Wednesday, June 22, 2022

 

Robot Poems


My new book of robot poems (entitled Robot Poems, logically enough) has now been published. It's a collection of long and short poems about robots, androids, cyborgs and other assorted cybernetic beings, and it includes a mini-epic, 'The Mime of the Android Stammerer', one of my longest ever poems.

It is available in both paperback and ebook editions, and in fact the ebook edition is a free download for the next five days (in other words, until June 27th). This is the link to the American Amazon but you can find the ebook on any Amazon outlet.

All in all, I think it's my best poetry collection to date. Some of the poems concern themselves with competent robots, our future overlords, but most are about robots that have been wired wrongly or who aren't sapient at all. A few are even powered by clockwork.

I have been interested in Artificial Intelligence since I was young and many of my favourite works in the science-fiction genre are about robots (rather than spaceships, aliens and distant galaxies). I am especially thinking of Stanisław Lem's Cyberiad and Mortal Engines, and John Sladek's Tik-Tok and Roderick. The first Brian Aldiss story I truly enjoyed and which turned me into a lifelong fan was about robots ('Who Can Replace a Man?'). Robots can be very amusing as well as instructive. They can be terrifying too.

My own robots tend to be comical, absurdist, whimsical creations, but not always. The earliest poems in this book (from the early 1990s) tend to be more serious; the later ones tend to be more humorous. I now hope to have a rest from writing poetry about robots...

Thursday, June 16, 2022

 

My One-Thousandth Story

I have finished writing my one-thousandth story. I regard the entire set of stories as one story-cycle. The linkages between the stories are sometimes direct but more often subtle, tangential, symbolic. The last part of the last story is a prequel to the very first story, so the whole thing goes around in a big loop.
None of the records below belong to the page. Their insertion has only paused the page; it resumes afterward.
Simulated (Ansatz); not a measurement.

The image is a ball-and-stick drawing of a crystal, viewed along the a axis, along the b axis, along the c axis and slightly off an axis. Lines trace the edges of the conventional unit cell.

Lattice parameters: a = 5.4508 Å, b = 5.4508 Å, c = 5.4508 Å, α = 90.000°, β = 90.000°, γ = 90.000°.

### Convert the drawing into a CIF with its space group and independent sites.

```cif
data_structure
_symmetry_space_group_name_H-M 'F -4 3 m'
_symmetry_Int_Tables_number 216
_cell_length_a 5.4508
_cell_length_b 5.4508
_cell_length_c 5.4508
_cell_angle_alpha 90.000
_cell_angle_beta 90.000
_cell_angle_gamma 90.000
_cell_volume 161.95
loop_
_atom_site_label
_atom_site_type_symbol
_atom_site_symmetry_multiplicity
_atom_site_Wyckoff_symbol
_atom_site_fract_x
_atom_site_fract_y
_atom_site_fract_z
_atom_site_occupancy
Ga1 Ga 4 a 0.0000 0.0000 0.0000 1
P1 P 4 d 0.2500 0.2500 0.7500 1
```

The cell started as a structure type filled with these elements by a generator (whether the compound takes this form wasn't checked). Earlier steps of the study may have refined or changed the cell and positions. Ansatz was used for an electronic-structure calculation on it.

Total wordage? About four million words, though I will have to do a proper wordcount soon. That will involve putting all the stories into one document. It is going to be a big document for sure. The overall name of the story-cycle is Pandora's Bluff. Pandora opened the box of troubles and after the final trouble had emerged, the figure of Hope appeared. But Hope is often false, a trick, a jest. This is the harshly ironic point I want to make with the title of my story-cycle.

I have a lot to say about this project and doubtless in the coming weeks and months I will say much of it. In the meantime I will confine myself to the statement that this is surely the largest fiction project ever attempted by a Welsh writer. Begun in August 1989 and finished in June 2022. Thirty-three years.

When I began writing it, I had no idea that all the stories were going to be connected and form a single story-cycle. I must have written 100 or so stories before the idea came to me. Almost every story in the cycle can be read as a standalone. That is important. But the wholeness of the entire scheme is vital to my vision.

The photo above captures me moments after I typed the last word of the last story. Not a particularly special photo in objective terms, but one that will doubtless have significance for me in the future. A complete list of all the titles in the cycle can be found here. Titles on their own reveal little, but I am pleased with the euphony of the best of them, which are almost one-line poems.